The plan has set goals believed to lead to that improvement, as well as "pathways" to the achievement of each goal.
"We are prioritizing existing gaps and deficiencies to make sure our most skilled faculty and the school system’s resources are directed where they can make the biggest impact. We’re expanding opportunities for enrichment, college and career preparation and advanced training for students across the district. Most importantly of all, we are focused on graduating students on time, as well as increasing the number of LPSS students testing at or above grade level and earning workforce credentials or higher ACT scores," she writes.
To read the report, scroll down.
The construction report updates board members on progress made on more than $1 billion in maintenance and construction projects that were planned more than 10 years ago. Over the past decade, more than $276 million has been spent on the projects that have been completed, along with $142 million in selective maintenance.
The design process for three new schools is underway; they would replace Lafayette High, Carencro Heights and Prairie. To read the updated construction plan, scroll down.
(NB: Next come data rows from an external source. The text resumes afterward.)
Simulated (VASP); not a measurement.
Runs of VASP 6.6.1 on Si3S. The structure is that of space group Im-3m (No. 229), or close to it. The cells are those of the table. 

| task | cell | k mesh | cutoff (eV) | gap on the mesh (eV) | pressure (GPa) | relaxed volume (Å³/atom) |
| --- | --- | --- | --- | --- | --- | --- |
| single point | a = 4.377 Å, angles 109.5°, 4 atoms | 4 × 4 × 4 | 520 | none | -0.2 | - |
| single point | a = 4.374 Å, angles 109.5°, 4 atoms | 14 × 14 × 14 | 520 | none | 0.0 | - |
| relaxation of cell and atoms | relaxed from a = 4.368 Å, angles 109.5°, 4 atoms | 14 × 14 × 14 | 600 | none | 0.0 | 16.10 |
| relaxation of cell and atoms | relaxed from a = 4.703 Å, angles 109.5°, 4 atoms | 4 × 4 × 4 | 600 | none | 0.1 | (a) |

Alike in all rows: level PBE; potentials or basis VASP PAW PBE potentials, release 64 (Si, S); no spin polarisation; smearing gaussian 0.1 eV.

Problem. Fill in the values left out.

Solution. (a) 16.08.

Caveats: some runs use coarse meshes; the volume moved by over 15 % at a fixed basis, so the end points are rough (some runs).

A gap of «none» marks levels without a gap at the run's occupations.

Requests for Proposals (RFQs) are currently out to select an architect for the Lafayette High project, while Carencro Heights has been assigned an architect and property has been purchased. The designs for Carencro Heights and Prairie are currently in progress.
Board member Tehmi Chaisson said he hopes to put an agenda item together for future phases that will create a priority lists of schools to be renovated, instead of the board hoping for a certain school or leaving to change which properties are slated next for renovations.